Yet, sitting in the pew, watching the boys sit up on the alter, next to the priest in his King like chair, physically above and separate from us, holding the readings for him, supporting him in doing the sacraments, being groomed to someday take his place if they so please, I was so very angry that in this place too, I will have to try to find louder voices than those. I felt angry imagining that fight in this very institution that is supposed to connect you to a God that knows you are just as worthy, capable, and sees you for all that you have to offer this world. My fear is not you asking the question, or even being able to answer- I will answer, I am so sure that this institution has it so very wrong and as I prayed I knew that God too thinks it is so very wrong. I am worried about the unspoken ways this will affect how you understand yourself. The Church is failing us, failing women and men alike, and truly failing God. I sat with my head in my hands so very frustrated wondering how I will possibly be able to bring you, my future daughters, who I want nothing more than to know your goodness, to a place that denies this to you. In a place that is supposed to show us the way in bringing about the Reign of God, the place of God on this Earth, the messenger, the bridge, however we want to understand it, it's messages are so strong. They cut so deep, the gender of who is up there and who can become a priest, the actions of this Church they function in so many hurtful ways.
Overwhelmed with anger, questions and a fear of bringing you here, I realized this deep anger is of God. God wants me to be angry, because God too is so angry that there are only men on the altar. God is angry that the young girls who brought up the gifts found such joy in having the priest come down from the altar and take the gifts from them, because they so deeply want to be involved, invited to stand on the alter, and so rarely are. God needs us sitting in those pews angry, aware, asking all the questions. It pains me to imagine you feeling the hurt of being told you are less, but we will talk about it. You will ask, we will answer, we will dig, we will cry and scream and express how not ok it is that you are not included. And eventually dear daughters, we will be heard. Eventually, sweet girls, you will stand on the alter if you so please.
Sunday's Gospel was the annunciation, (reminder that I wrote this months ago) Mary finds out she is pregnant and hurries to tell her cousin Elizabeth who is also pregnant. We are told there is celebrating, Mary is highlighted for the ways she goes to share the good news and the two are lifted up for "helping one another". It is advent, the Church is waiting for baby Jesus to be born and the message we get about Mary is that she is a helper. In my anger about alter boys I found myself angry about Mary too. We speak so often about God coming to us in the flesh as Jesus, but we forget that the flesh that grew Jesus was Mary's. The flesh that stretched and tore and bled was Mary's. We hold Mary up as a Virgin, obedient to God's word, quietly taking on this surprise, yet she is so much more than that. Mary is strong and brave and courageous. And maybe even a little bit pissed, shocked and terrified that she has been given this burden, and expected to just take it as her own. I don't think she just smiled and nodded. I don't think Jesus coming in the flesh as male provides any reasoning for only men to be priest, only boys to be alter servers, and for you to feel the deep pain of being less than. Your very sex is the only way that we can know and follow Jesus in this life- a way of living that is so very good and worthy. Jesus brought such life, fought for justice, showed us the way we should all be living today, but Mary- Mary brought Jesus to life. And we must not forget that.

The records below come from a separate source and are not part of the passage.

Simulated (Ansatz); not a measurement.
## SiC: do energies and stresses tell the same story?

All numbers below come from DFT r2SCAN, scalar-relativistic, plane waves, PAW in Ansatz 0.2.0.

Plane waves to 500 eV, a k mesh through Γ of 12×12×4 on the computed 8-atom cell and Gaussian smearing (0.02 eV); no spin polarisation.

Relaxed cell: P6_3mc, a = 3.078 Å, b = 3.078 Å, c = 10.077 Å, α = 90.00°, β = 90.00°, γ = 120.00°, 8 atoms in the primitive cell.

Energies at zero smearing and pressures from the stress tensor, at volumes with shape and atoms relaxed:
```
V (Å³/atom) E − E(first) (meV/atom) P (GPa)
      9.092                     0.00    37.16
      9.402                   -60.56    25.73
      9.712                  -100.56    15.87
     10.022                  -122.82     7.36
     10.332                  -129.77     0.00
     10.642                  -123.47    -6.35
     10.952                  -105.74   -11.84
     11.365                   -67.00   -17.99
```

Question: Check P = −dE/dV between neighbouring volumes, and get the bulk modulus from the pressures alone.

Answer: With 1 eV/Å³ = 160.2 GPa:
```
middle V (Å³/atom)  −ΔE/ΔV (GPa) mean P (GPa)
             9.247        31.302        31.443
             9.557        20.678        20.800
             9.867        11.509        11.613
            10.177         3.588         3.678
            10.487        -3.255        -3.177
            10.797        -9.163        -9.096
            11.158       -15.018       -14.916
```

So in this season I will remember you, I will dream of you, and I will remember Mary. I will hold tight to the fact that the institution is wrong, and there is so much good in this tradition to reinterpret to you. Questions that I hope you always ask, pain you always express, so that together we can look at the ways this Church, like the rest of the world, is failing you. And failing your brothers alike. We will make sure you know a God that knows you and your worthiness, we will look closely at the ways you digest this, and when we cant do it all, we will trust that in your life you will find the space to know that you are being failed, and together we will stoke in you the flames to fight back, to stand up, to claim your worthiness, and look for the places where you are treated, seen and celebrated for who God knows you are.